Interview With School Board Seat F Candidate Neal Lacy


On October 1st, Mat-Su Borough residents will be electing three School Board representatives.  In the second part of our series leading up to the School Board election, KTNA spoke with Neal Lacy, incumbent candidate for Seat F.  Neal Lacy was elected to Seat F of the Borough School Board in 2010.  He is running for re-election to the same seat in 2013.  He is running against Donna Dearman of Talkeetna, Stephen Jacobson of Wasilla, and Jim Tapley of Sutton.

Lacy has lived in Alaska since the 1960’s.  He attended Wasilla High School, and worked as a marine mechanic until 1989, when he earned his teaching certificate.  He retired from teaching in the secondary and post-secondary school system in 2005.  He holds a bachelor’s degree in Health and Safety, and is currently working on his OSHA certificate.   He has one child currently in the Borough public school system.   In his time here, Neal Lacy says he has seen the Valley change quite a bit.
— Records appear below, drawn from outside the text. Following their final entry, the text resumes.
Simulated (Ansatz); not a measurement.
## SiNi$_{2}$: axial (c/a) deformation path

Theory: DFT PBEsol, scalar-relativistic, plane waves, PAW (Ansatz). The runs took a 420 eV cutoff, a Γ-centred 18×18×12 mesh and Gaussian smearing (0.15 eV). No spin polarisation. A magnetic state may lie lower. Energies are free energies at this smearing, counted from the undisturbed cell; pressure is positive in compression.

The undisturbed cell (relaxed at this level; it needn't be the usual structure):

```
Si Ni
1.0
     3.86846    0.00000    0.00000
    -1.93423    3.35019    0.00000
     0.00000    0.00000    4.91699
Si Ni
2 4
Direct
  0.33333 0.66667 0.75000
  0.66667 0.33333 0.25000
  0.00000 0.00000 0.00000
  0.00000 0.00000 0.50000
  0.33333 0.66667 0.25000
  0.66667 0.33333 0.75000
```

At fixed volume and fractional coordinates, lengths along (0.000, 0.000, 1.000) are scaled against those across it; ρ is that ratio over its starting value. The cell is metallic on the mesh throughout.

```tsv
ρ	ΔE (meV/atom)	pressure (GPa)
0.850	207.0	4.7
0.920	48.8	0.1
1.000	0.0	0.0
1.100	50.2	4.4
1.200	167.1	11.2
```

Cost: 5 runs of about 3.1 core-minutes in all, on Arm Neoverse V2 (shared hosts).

“This is not the same sleepy little place I went to high school in.  I’m guessing there were 20,000 people in the entire Borough, and now there’s almost 80,000 in the core area, so this place is growing leaps and bounds”

Neal Lacy says keeping up with that growth, and the educational infrastructure that goes with it, is a major challenge for the School District.

“That new high school is going out there, and they’re looking for ground for a new elementary school.  They’re going to be replacing Iditarod Elementary.  They’re working on the Day School, right now, which is behind the District maintenance shop, and they’re going to start breaking ground, if they haven’t already, for the Mat-Su Pathways in Palmer.  We’ve got a lot of things going on right now, and trying to keep up with that is the biggest issue we faced.”

Neal Lacy says that, unfortunately, the income for the District is not keeping up with the population growth.  Although he lives in the “core area” of the Borough, Neal Lacy says that it’s important that all of the areas of the Borough get the money they need.  He says the School Board is paying attention to the Upper Valley, and describes some of the ways that he believes the School District has addressed the area’s needs.

“There’s two new schools up there, and you guys needed two new schools.  Su-Valley has a new welding program and a wood shop program.  Just this year, the Mat-Su Central School, our homeschooling correspondence program, has a half-time person that’s going to be working out of Su-Valley High School to bring back some of the homeschool folks up there.  Mat-Su Central is real progressive–it’s actually our largest school in the Borough, right now.”

Recently, the State of Alaska received a waiver from some of the federal No Child Left Behind requirements.  This has led to a new scoring system for schools.  When asked what the biggest challenge with the new rating system is, Neal Lacy says:

“Trying to figure out how it all unfolds.  That’s in my opinion.  I was never a fan of No Child Left Behind.  I do believe we need to test kids and see where they’re at, and we should, but to judge a school on the fact that we had kids absent or other factors…I don’t think that’s a realistic view of how our children are doing.  I’d like to see that whole system scrapped.”

If he is re-elected, Neal Lacy says that fiscal responsibility will be his first priority.

It takes money to educate children, and I don’t have a problem spending money, but the money we do get, we need to make darn sure we’re spending it in the most prudent fashion.  I have many things that I want to work on–our worker’s compensation issue.  We spent $1.7 million on worker’s compensation.  In the industry, as a whole, that’s a lot of money.  To me, that would be ten teachers and seven support personnel, if we could use it for that.  I want to go through our budget more and make sure that we’re spending our money correctly.

The Borough election, which will include School Board Seats C, F, and G, will be held on October 1st.  KTNA plans to continue interviewing willing School Board candidates as the election approaches.